Commissioned in 1937, she was first used as a search and rescue unit off Alaska's fishing grounds. When the United States entered World War II the Coast Guard temporarily became part of the United States Navy. Spencer saw service in the Pacific War. During the Battle of Atlantic she acted as a convoy escort, hunting German U-boats, and was responsible for sinking U-175 in 1943.
Spencer was assigned to the US Navy's Seventh Fleet, in the Pacific in late 1944, where she served as a Communications Command Ship. There she was credited with taking part in numerous amphibious assaults including Luzon and Palawan in the Philippines Campaign.
After the war Spencer returned to her Coast Guard duties, serving in the Atlantic Ocean. Here she provided navigational assistance for the fledgling Trans-Atlantic air industry and acted as a search and rescue platform both ships and aeroplanes.

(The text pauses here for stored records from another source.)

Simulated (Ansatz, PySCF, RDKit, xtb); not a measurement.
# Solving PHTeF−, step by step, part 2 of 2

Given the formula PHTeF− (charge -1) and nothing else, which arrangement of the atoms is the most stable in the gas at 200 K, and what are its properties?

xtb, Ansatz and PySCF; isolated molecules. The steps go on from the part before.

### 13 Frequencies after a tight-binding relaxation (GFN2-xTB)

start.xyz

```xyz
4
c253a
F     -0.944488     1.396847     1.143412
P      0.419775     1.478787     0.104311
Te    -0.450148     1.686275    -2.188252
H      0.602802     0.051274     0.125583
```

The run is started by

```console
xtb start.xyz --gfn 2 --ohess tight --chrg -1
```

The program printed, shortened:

She returned to combat duty off the Vietnam coast in February 1969. For ten months she carried out surveillance to prevent troops and supplies from getting into South Vietnam. She detected over 4,200 suspicious vessels and craft, closely monitored the movement of more than 1,320 of them and boarded 27 vessels to inspect of both their cargo and crew. Spencer detained 52 "enemy suspects" and turned them over to the South Vietnamese military for questioning. She also executed 13 naval gunfire missions in support of operations on land, destroying or damaging over 160 enemy structures, bunkers, and base camps. Spencer left Vietnam at the end of September and returned to the United States.